Words per sentence

I want to count the numbers of words in successive sentences of a paragraph. If one cell contains the whole paragraph, it’s easy to split it into sentences, making a cell with multiple values, each value being one sentence. Then I’m stuck. A roll-up column will count the number of sentences, but what I want is the number of words per sentence. Can Glide do that or do I have to write a bit of code?

1 Like

Couple ways to do this.
First way:

  1. Split text column > separated by space
  2. Rollup column of split text text column to count words

Second way:
Use the word count plug-in column.

1 Like

How do you want the data to be presented? Let’s say I have a paragraph like this.

“My sentence one. Sentence two. Three”

Then should it return “3, 2, 1” for you?

Yes, that’s exactly right.

(Even better if it returned separate rows:
3
2
1
– but I suspect that’s impossible)

It’s not, but it could get really messy and ugly.
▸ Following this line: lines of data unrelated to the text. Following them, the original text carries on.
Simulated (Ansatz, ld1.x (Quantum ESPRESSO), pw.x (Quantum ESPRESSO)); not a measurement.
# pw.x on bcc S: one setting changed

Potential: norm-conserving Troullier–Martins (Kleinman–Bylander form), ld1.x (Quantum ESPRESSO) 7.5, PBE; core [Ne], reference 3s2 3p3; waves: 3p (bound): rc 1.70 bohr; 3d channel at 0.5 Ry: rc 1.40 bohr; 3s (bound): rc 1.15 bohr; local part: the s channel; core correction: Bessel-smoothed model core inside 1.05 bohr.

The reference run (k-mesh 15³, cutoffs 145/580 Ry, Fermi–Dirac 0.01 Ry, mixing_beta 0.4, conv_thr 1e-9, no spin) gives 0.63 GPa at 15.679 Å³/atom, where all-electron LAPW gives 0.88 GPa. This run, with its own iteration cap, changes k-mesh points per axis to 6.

What’s your use case? ie. What are you going to do with these numbers?

1 Like

I tried that. What you suggest will count the words in a column, but not the words per sentence.

If I split the text by full stop (period) to get sentences, the roll-up counts the number of sentences but not the number of words.

I think I need two split-texts, one for sentences and then one for words.

I wanted to demonstrate one of the characteristic differences between writers, the statistical distribution of number of words per sentence. Some writers have all sentences much the same length, some use a wide variety of lengths. I know it 's not what Glide was really meant for, but it’s the sort of thing that end-user programmers might be doing – developing simple text analysis tools; and I’m interested in seeing where Glide’s limits are.

Okay, I get it.
So, for example, you may want to plot these on a scatter chart?
Roughly how much text at a time would you want to analyse? I would imagine it would be significantly more than just a few paragraphs? A whole paper, or a whole book?
Would you do it for a single author at a time, or would you want to do it simultaneously for a whole group of authors, so that you could do side by side comparisons?

I’m asking all these questions because I find these types of challenges intriguing. I love pushing the limits of Glide and finding new ways to solve problems. That said, as you point out - Glide is probably not the best tool for this sort of exercise. But that doesn’t mean it can’t be done.

Oh, the other thing I wanted to point out is that using merely the presence of a period to denote the end of a sentence may not be that reliable. What about sentences that end with a question mark, like this one? Or sentences that end with an exclamation! Or those that have a writing style… like this? (was that one sentence, four sentences, or zero?) I’m sure you get my point, but that’s just a side issue :slight_smile:

Amount of text: A couple of pages would be enough: I’m after a demo, not a professional’s tool. But that’s a good question. How well does Glide scale?

Defining ‘sentence’: excellent point. There’s no way afaik to split text by ‘period or question mark or exclamation mark’. Hmmm …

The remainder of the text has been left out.